The streets were packed with people partying late into the night. But few among the joyful crowds could match the satisfaction felt by 86-year-old Zhang Wenguan.
In 1936, Zhang went to Berlin to perform Chinese martial arts, an exhibition sport at Hitler's infamous Olympics. The world remembers Berlin for the Nazi hijack of the Olympic ideal, a propaganda coup China's critics fear its Communist Party will repeat.
Zhang Wenguan remembers Berlin for China's humiliating failure. Only one Chinese athlete passed even the preliminary stages of competition.
"Before China was weak, and the world looked down on us," Zhang recalled yesterday from his Beijing home. "Our Olympic team was so small." The 1936 delegation wrote in their Games report "We were ridiculed as having brought back nothing but a 'duck's egg'."

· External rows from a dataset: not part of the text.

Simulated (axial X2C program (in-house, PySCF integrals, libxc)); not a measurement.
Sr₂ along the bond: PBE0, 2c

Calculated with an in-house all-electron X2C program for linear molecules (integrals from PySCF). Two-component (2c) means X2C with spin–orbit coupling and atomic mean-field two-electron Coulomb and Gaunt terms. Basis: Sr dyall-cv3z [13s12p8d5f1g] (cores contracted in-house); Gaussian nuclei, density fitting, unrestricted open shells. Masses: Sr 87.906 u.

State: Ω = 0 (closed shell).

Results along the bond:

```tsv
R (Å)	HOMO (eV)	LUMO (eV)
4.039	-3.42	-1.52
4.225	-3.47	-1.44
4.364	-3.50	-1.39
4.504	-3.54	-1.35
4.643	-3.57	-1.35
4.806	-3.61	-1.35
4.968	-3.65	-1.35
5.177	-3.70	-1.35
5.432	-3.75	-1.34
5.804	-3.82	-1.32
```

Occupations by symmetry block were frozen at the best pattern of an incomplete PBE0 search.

But China is no longer the sick man of Asia. Last night in Moscow, the Chinese delegation brought Beijing the most precious prize of all. "Now China is stronger and the Olympic team is much bigger," enthused Zhang. "Of course China should host the Games!"
The emotional fireworks sweeping China were sparked by relief that the world's most populous nation had finally won its most coveted badge of global approval.
The country has followed a tortuous path to prosperity and strength, stalked by insecurity about its place in the world.
But now the greatest show on earth is coming to Beijing, as a hard-won status symbol of economic achievement and growing confidence on the world stage.
"This is a great day for China," smiled 23-year-old Zhang Baoqi. "We feel so proud to host the Olympics. We have waited so long, but now the world has recognised our development, in the economy, sports, even human rights."
At Beijing's Football Fan Club Restaurant, 26-year-old Liu Feng joined 200 cheering regulars. "It's China's turn," he shouted.
In one of the most lavish private displays of jubilation, property developer Pan Shiyi draped a huge "V" for victory banner around his 32-storey development, Soho New Town.
"Let the world know how China has changed," he said from his rooftop barbecue with a few hundred of Beijing's social elite.
The ghosts of the 1989 Tiananmen Square massacre still haunted IOC voters in 1993, and gave Sydney the honour over Beijing. This time the IOC gambled on a still unrepentant Communist China, ignoring the pleas of rights groups protesting against everything from genocide in Tibet to the breeding of St Bernard's dogs for restaurant menus. Yet the Olympics is a gamble for China's Communists too.
Beijing says its Olympic dream reflects China's "desire to become more fully integrated into the community of nations".
But joining that community implies playing by global rules, and just as impending membership of the World Trade Organisation forces China to liberalise its economy, so the Olympics should open Chinese society to unprecedented scrutiny.
Like many Chinese, Chen Fanhong, 27, an internet enthusiast in the eastern city of Hangzhou, believes the Games could have a profound impact. "It's impossible to separate sports and politics as the two are tangled together," she said.
"What I hope is that the Olympic spirit will make China a more open, democratic and civilised place. The government should be more accountable to ordinary citizens, and they should improve themselves too."
The first test of improved accountability will come when China begins evicting several thousand people from the site of the planned Olympic Green in north Beijing. Will global scrutiny ensure they are compensated fairly and treated humanely, or will their lives be bulldozed aside, like so many aggrieved Beijingers in recent years?
In 2008, sport will belong to Beijing, and businessmen are plotting Olympic-sized pay-offs. "We already have the biggest market share in China," boasted Zhang, whose boss Li Ning, gold medallist turned entrepreneur, is China's favourite Olympian.
"But the Olympics will make Beijing open up further, let the world know more about us, and help us grow on the international market."
The Western multinationals that bankroll the Games are drooling in the opposite direction, counting the years until China's much vaunted potential finally translates into billion-dollar profits.